# Assignment

In this assignment, you continue working with the fashion MNIST dataset. Use the same sample of size 10000 with the previous checkpoint for the sake of comparability. To complete this assignment, submit a link to a Jupyter notebook containing your solutions to the following tasks below, and plan on discussing with your mentor. You can also take a look at these example solutions.

1. Load the dataset and make your preprocessing like normalizing the data.

2. Apply UMAP to the data.

3. Using the two-dimensional UMAP representation, draw a graph of the data by coloring and labeling the data points as we did in the checkpoint.

4. Do you think UMAP solution is satisfactory? Can you distinguish between different classes easily? Which one has done a better job: UMAP or the others (t-SNE or PCA) that you applied in the assignments of the previous checkpoints?

5. Now, play with the different hyperparameter values of the UMAP and apply UMAP for each of them. Which combination is the best in terms of the two-dimensional representation clarity?

In [None]:
%reload_ext nb_black

In [None]:
import numpy as np

import time

from sklearn.preprocessing import StandardScaler
from sklearn.datasets import fetch_openml
import umap

import matplotlib.pyplot as plt

### 1. Load the dataset and make your preprocessing like normalizing the data.

In [None]:
# We load the MNIST dataset below
mnist = fetch_openml("Fashion-MNIST", version=1, cache=True)

In [None]:
np.random.seed(123)

indices = np.random.choice(70000, 10000)
X = mnist.data[indices] / 255.0
y = mnist.target[indices]

print(X.shape, y.shape)

### 2. Apply UMAP to the data.

In [None]:
time_start = time.time()

umap_results = umap.UMAP(
    n_neighbors=5, min_dist=0.3, metric="correlation"
).fit_transform(X)

print("UMAP done! Time elapsed: {} seconds".format(time.time() - time_start))

### 3. Using the two-dimensional UMAP representation, draw a graph of the data by coloring and labeling the data points as we did in the checkpoint.

In [None]:
plt.figure(figsize=(10, 5))
colours = ["r", "b", "g", "c", "m", "y", "k", "r", "burlywood", "chartreuse"]
for i in range(umap_results.shape[0]):
    plt.text(
        umap_results[i, 0],
        umap_results[i, 1],
        y[i],
        color=colours[int(y[i])],
        fontdict={"weight": "bold", "size": 50},
    )

plt.xticks([])
plt.yticks([])
plt.axis("off")
plt.show()

### 4. Do you think UMAP solution is satisfactory? Can you distinguish between different classes easily? Which one has done a better job: UMAP or the others (t-SNE or PCA) that you applied in the assignments of the previous checkpoints?

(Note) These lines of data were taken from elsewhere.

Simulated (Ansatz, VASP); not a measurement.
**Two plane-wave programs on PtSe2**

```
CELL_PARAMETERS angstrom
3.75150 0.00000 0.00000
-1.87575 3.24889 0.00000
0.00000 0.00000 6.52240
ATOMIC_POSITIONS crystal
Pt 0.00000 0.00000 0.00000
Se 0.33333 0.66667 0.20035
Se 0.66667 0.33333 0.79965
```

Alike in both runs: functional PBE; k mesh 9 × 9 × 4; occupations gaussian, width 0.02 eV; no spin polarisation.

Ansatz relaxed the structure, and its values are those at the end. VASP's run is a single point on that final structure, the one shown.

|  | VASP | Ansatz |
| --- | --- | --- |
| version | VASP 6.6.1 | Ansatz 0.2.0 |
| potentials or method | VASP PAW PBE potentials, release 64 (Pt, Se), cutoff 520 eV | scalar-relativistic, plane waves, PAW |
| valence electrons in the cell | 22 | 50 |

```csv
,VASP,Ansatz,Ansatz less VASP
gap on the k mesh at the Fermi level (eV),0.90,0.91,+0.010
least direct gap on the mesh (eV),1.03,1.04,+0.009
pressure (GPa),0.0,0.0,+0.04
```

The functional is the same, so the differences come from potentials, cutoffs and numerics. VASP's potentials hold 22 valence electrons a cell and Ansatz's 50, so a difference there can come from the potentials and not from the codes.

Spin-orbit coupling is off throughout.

Again, some of the classes are easily separable.  Those that are easily separable are even more separated than they were for the t-SNE plot.  And the runtime was dramatically reduced.  However, there are still several classes that are not separated.

### 5. Now, play with the different hyperparameter values of the UMAP and apply UMAP for each of them. Which combination is the best in terms of the two-dimensional representation clarity?

In [None]:
n_neighbors = [5, 10, 50, 100, 200]
min_dist = [0.1, 0.25, 0.5, 0.75, 0.99]

In [None]:
for neighbor in n_neighbors:
    for dist in min_dist:
        print(neighbor, dist)
        time_start = time.time()

        umap_results = umap.UMAP(
            n_neighbors=5, min_dist=0.3, metric="correlation"
        ).fit_transform(X)

        print("UMAP done! Time elapsed: {} seconds".format(time.time() - time_start))

        plt.figure(figsize=(10, 5))
        colours = ["r", "b", "g", "c", "m", "y", "k", "r", "burlywood", "chartreuse"]
        for i in range(umap_results.shape[0]):
            plt.text(
                umap_results[i, 0],
                umap_results[i, 1],
                y[i],
                color=colours[int(y[i])],
                fontdict={"weight": "bold", "size": 50},
            )

        plt.xticks([])
        plt.yticks([])
        plt.axis("off")
        plt.show()

The results don't appear dramatically different from plot to plot as the min_dist and n_neighbors parameters are tuned.  Seems pretty tough to evaluate objectively how well the classes are separated.